What drives us, intellect or heart?
These two and the body. We are a triune being and the sources of motivation and understanding within us are three-fold.
I find God in my heart the most reliable.
What of my deceitful heart? That is the reason I need to understand my spiritual in-dwelling by Christ.
Although I find God in the heart reliable, I also find that it remains a highly subjective experience to define God in the heart moments as they reveal themselves. Trusting in God in the heart still leaves me with the uncomfortable tension of bemoaning my far too subjective spirituality.
I understand your comment and the need which is driving you. I have dwelt there often. For me trying to sort out why I had a very wrongly oriented soul when it came to why my body had a homosexual response to its environment, I had to find Truth or die in hell. Did I think this because my theology said so???...maybe theology was wrong, and I could be accepted by God just as I was. Had I left this question answered intellectually, I would probably have died of AIDS before I was 25 and never known the love of God, my wife, my five beautiful children, nor you, my brother. I had to allow the search to go much more deeply into the issues of the heart.
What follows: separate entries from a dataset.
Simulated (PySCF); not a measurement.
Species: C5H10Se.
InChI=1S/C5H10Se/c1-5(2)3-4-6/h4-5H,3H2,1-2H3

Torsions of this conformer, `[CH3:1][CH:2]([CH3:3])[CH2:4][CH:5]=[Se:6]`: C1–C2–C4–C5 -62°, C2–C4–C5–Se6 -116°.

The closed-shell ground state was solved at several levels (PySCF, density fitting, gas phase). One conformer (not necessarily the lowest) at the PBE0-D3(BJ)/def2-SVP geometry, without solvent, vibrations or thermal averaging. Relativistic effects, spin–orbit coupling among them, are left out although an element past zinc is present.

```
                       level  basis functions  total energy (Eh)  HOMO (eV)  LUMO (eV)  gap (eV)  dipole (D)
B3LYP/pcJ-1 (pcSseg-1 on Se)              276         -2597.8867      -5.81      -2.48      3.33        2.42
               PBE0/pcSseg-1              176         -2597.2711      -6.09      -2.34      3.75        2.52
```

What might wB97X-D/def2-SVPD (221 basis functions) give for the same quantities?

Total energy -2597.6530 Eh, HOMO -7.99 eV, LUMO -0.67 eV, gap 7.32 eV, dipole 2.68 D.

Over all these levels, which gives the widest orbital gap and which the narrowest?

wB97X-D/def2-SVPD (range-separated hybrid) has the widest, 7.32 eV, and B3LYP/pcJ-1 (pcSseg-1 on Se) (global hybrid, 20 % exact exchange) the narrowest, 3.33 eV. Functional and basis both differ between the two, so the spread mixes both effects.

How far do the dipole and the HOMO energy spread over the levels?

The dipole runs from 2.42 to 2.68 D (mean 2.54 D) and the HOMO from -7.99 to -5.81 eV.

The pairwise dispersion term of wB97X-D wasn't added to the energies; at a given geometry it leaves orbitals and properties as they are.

Attempting to find the most objective, and therefore, accurate intellectual understanding of a moment of thought is a search that cannot, will not be satisfied. The allure of knowing for certain, certainly is compelling, no doubt. However it is an ever elusive search.
It goes something like: I think such. Is this right? Why do I think it? Reasons given. Do I trust me? ...not for certain. Does anyone else think this? Yes, I found others to verify what I think is truth. Are these folks right? How do we think this? Reasons given. Do I trust us? ...not certain. And on it goes.
Humans are never totally objective. We cannot be because of the deceitful heart, the power of the inculcation and in-the-moment influence of culture, and other factors. We are subjective creatures. Finding other subjective humans who verify our subjective belief does not necessarily bring us into the fullness of God.
Better to develop a trust in the living God and through His in-dwelling Spirit have light enter one's own spirit. Then we begin to see with the heart as described by Paul in Ephesians 1:18. The corporate Christian experience will rest in the reality of intellectual theology, which misses the way of love too frequently (your experience in a denomination is evidence of what I am describing), or it will rest on a shared heart seeing and knowing the way of love through Jesus' living Spirit.
I think the question your post raises can be stated differently.
Am I to live by faith, a function of the heart, or my intellect?
Please forgive the length of this comment!
I believe we overly complicate matters when we divide our reactions and understandings into cognitive and emotional bits and pieces. We can't separate feelings from thoughts because our experience of those feelings is through thoughts. The flip-side is also true.
Where does that leave me practically? Believing my faith in, understanding of, and experience of God is grounded in both the personal and propositional. Like ded said, this is where the Holy Spirit's work comes into play. (This coming from someone who is very un-pentecostal historically)
Ultimately anything we believe comes down to a decision about the opinions we will center our lives on. This is what I call a "Sanctified Opinion" though. Phil, lets have a conversation about the theology of Karl Barth, George Lindbeck and John Webster sometime.
hey ded,
It really is not so much a need that is driving me as much as a recognition of a tension which is real, and should probably always remain a tension.
Yet I am sure that I will typically fall toward the direction of allowing my intellect to drive more often than my emotions.
I understand. However, I find your position interesting as there is so much love driving your ministry and the passions you mention on the blog. I think you are more inclined to love guiding your thinking than you realize. But that's just an observation, and probably colored by how I have learned to think/feel in tandem, if you will. ;^)
I will say this, you inpsire me to love and confirm for me that the emotions and spiritual-insight are vitally connected.